Then, at the points xi, the difference Q-P has the same sign as f-P (by writing

$latex Q(x_i)-P(x_i)=(f(x_i)-P(x_i)) – (f(x_i)-Q(x_i)),$

and the second summand is not big enough, by (*), to provoke a change of sign). By the assumption of alternation of signs of the d+2 values

$latex f(x_i)-P(x_i),$

(which hasn’t been used yet), this means the polynomial Q-P, of degree at most d, has at least d+1 changes of signs, hence that many zeros, so we must have Q=P, which is a contradiction.

Incidentally, the only reason I know this result is that it was the subject of one of the entrance exams at the French École Polytechnique, and that this exam text was (because of this) used by the teacher of my Math. Spé for one of our weekly take-home exams; the last questions were set up in a challenging way (which I don’t remember, but it must have been the proof of the clever part above), and the result was fixed in my mind because I succeeded in finding the trick…

For a full account, see for instance Analysis of Numerical Methods, by Isaacson and Keller (which I only have in my personal library because it was in the bargains bin in the English bookstore in Bordeaux one day, for some mysterious reason).

Reading Buffon, I

I’ve started reading the volume of Buffon’s Histoire Naturelle where the Buffon needle problem is discussed, partly out of curiosity (why is it called Essai d’arithmétique morale? why is it included in a book of natural history?) and partly, I must say, because the book’s format is remarkably convenient to put in a coat pocket and read while travelling in the Zürich tramways. (It’s certainly much easier to carry along than any modern scientific book I’ve ever seen).

A few pages suffice to understand the meaning of the title and, at least, why probability theory is related. Buffon is interested here in various types of “truths” or “certainties” (vérités et certitudes, in French). In fact, he distinguishes three kinds: (1) intellectual (geometric or mathematical) certainties; (2) physical certainties; and (3) moral certainties, and the discussion of the third kind is really the topic of his essay (and probably it is indeed the most original — of course I am not knowledgeable about his possible precursors here, but whereas I could recognize at least partly his ideas on the first two kinds of truths, I do not remember encountering something similar to the third one before).

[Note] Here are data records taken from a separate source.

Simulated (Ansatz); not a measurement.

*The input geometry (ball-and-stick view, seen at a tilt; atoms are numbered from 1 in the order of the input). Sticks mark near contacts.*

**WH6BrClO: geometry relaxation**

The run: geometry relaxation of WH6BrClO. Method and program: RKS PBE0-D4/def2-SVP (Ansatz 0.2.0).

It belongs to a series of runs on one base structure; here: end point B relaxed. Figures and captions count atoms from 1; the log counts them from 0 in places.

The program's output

Geometric certainties, for Buffon, are those of mathematics. He states that there is not much to be said about them, because they refer, or derive, ultimately, from accepted truths (axioms, though I didn’t see the word in the text) using obvious rules of inference (… (elles) se réduisent toutes à des vérités de définition). In effect, he takes the point of view (which I’ve seen in other places) that mathematics, properly considered, is tautological and really should be trivial, except if irrelevant or badly-posed questions are raised. (I’ll probably come back to this, and other mathematical topics in the essay, because there are amusing remarks there).

Physical and moral truths are different because they refer to the “real” world. The distinction between the two is that a typical physical certainty is that “the sun will rise tomorrow”, which is knowledge based on experience and considered to be “true” because it has been verified in a very large number of cases, going back to the beginning of the world. Moral certainties, on the other hand, are based on much less data, and are more a matter of personal conviction and analogies.

Where things really become interesting is when Buffon decides to quantify these two types of truths, which are not absolutely certain, by assigning a numerical probability to them — indeed, this is were probability theory comes in. Geometric certainties have absolute probability (l’évidence n’est pas susceptible de mesure), being immune to any kind of doubt. But Buffon says that physical certainties are not absolute, rather they are those which have a probability comparable to that of the sun rising tomorrow (puisque le Soleil s’est toujours levé, il est dès-lors physiquement certain qu’il se lèvera demain). The latter, he estimates rather curiously, by (implicitly) assigning the probability 1/2 to each event “the sun rises” on any given day, and assuming that those events are independent. Since, he says, the sun has risen every day for about 6000 years (!), the probability of the negation of a physically certain event is about

$latex 2^{-6000\cdot 365+1}=2^{-2189999},$

and hence it is zero for any practical purpose. (It’s not clear what Buffon really thinks of this estimate of the age of the earth; he remarks that 2000 more years would not change anything to the qualitative feature of this bound, but doesn’t go further).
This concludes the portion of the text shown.